Monday, Feb 18 2013 10:00 PM

Filmmaker's final Ciudad Juarez film to play in Bakersfield

BY JASON KOTOWSKI Californian staff writer jkotowski@bakersfield.com

Filmmaker Charlie Minn has seen a lot of horror during the making of his documentaries covering the drug war in Mexico, specifically in Ciudad Juarez.

But his third and final film covering the drug war shows some hope as Juarez, which once averaged more than 10 killings a day, is now averaging about one killing a day. "The New Juarez" examines the possible explanations for this decrease even as other cities, such as Monterrey and Acapulco, continue to deal with the same amount of violence.

"Things are still really bad in Mexico," Minn said.

The film opens in Bakersfield Friday at Maya Cinemas.

Minn's previous film, "Murder Capital of the World," played at Edwards Cinemas in Bakersfield, and Minn has said he's specifically targeted Bakersfield as a site for these films because of its large Hispanic population. There are probably many residents who know people affected by the violence in Mexico, he said.

As for the effect his Mexican drug war trilogy has had on him, he said there have been good and bad results. On the one hand, he thinks seeing the situation in Mexico has made him a better humanitarian, but there have been what he calls "bad psychological effects."

Still, he thinks overall he's a better person because he "considers himself lucky to live in a country where there is law and order, for the most part."

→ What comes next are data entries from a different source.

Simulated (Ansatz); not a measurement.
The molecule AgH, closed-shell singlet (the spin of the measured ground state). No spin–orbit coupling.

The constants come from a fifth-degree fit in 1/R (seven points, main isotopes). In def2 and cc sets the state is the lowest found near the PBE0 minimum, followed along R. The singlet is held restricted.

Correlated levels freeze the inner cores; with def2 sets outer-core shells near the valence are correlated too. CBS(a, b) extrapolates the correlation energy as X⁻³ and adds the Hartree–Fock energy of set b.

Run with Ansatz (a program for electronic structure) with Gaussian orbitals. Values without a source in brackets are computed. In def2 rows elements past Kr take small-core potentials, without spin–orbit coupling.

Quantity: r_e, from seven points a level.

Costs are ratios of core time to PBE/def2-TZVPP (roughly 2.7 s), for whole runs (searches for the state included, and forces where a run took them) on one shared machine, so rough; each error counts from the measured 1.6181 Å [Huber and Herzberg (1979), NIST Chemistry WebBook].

Minn attributes the decline in violence in Juarez in part to its new police chief, Julian Leyzaola. He describes Leyzaola as a "supercop" who went to Juarez to duplicate the success he had fighting crime in Tijuana.

Ciudad Juarez has been averaging a murder a day for the past seven months, Minn said. Meanwhile, large parts of the rest of the country continue to suffer.

Minn believes the United States needs to examine its policies regarding the war on drugs and the effect it's having on our neighbors to the south.

"My heart bleeds for the innocent Mexican people who never asked for this war," he said.

Bill Goodykoontz, film critic at The Arizona Republic, gave "The New Juarez" a positive review in mid-December.

"While the film is certainly interesting, and Minn has greatly improved as a storyteller and director, it may have benefited from the passage of a little more time," wrote Goodykoontz, noting that Minn's previous film had opened earlier the same year.

Minn said he's looking forward to tackling another topic. The Juarez trilogy represents a career milestone for him.

"I'll probably never make a trilogy again," he said.